Lab 11 - Final Processor

Lab 11 - Final Processor

For this laboratory you will modify your pipelined processor from the previous lab to implement several new instructions and prepare your processor for download. You will also modify your Fibonacci code from a previous lab to execute on your processor.

Avg Hours: 7.3 (Winter 2021)

Learning Outcomes

  • Understand how to implement jump instructions
  • Modify the pipelined processor to implement several other instructions

Preliminary

In this laboratory exercise you will be adding a number of new instructions to your pipeline processor. Several preliminary exercises will be given to help you prepare for these processor changes. You will be required to implement and add the following set of instructions in your processor:

  • Immediate Instruction: LUI
  • Branch Instructions: BNE, BLT, BGE
  • Shift instructions: SLLI, SRLI, SRAI, SLL, SRL, SRA
  • Jump Instructions: JAL, JALR,

The changes required to implement these instructions will be discussed below.

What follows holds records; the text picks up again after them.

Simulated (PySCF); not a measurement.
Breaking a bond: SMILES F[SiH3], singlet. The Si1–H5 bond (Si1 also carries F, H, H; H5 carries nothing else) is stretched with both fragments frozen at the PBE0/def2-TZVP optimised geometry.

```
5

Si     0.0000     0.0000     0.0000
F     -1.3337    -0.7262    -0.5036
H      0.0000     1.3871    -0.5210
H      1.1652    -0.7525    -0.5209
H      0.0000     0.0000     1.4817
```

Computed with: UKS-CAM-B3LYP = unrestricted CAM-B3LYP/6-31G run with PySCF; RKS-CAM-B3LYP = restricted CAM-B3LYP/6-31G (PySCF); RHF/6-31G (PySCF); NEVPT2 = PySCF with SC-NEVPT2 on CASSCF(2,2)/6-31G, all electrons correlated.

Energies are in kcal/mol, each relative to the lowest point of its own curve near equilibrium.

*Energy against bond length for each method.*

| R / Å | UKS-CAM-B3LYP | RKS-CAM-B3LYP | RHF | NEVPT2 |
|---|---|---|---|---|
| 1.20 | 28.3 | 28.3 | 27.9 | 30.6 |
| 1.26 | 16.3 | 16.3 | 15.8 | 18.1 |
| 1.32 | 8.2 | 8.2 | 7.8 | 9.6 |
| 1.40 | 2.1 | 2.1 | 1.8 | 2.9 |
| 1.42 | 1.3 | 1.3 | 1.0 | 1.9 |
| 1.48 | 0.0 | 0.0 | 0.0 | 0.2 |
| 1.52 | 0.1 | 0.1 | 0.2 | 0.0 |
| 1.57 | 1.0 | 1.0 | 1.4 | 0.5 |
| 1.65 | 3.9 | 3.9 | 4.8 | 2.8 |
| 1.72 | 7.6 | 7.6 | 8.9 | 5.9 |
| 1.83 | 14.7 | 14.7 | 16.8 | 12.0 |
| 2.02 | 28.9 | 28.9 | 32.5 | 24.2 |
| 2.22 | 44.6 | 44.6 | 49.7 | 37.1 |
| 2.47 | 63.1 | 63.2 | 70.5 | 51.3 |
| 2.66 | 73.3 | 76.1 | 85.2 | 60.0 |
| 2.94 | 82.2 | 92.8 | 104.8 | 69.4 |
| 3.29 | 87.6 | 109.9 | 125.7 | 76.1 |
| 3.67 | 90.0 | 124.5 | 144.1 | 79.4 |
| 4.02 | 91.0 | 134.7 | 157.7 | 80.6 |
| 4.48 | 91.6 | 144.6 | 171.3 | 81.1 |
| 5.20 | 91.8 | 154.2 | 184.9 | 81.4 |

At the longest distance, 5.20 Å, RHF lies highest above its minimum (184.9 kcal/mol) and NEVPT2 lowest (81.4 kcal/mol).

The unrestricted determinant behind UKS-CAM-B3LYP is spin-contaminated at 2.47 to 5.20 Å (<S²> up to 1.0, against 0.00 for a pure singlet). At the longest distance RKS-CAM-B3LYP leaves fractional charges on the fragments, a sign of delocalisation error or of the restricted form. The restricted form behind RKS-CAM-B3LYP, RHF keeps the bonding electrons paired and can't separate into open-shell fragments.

Immediate Instruction, LUI

One of the limitations of the current processor is that we can only load immediate values that are 12-bits long (i.e., addi). This makes it difficult to create 32-bit constants and pointers to locations in memory that are far away from the current PC. To facilitate the creation of larger immediate values, you will need to implement the “load upper immediate” or LUI instruction. Review the operation of the LUI instruction by revering to the green card in your book or with the online RISC-V instruction set specification.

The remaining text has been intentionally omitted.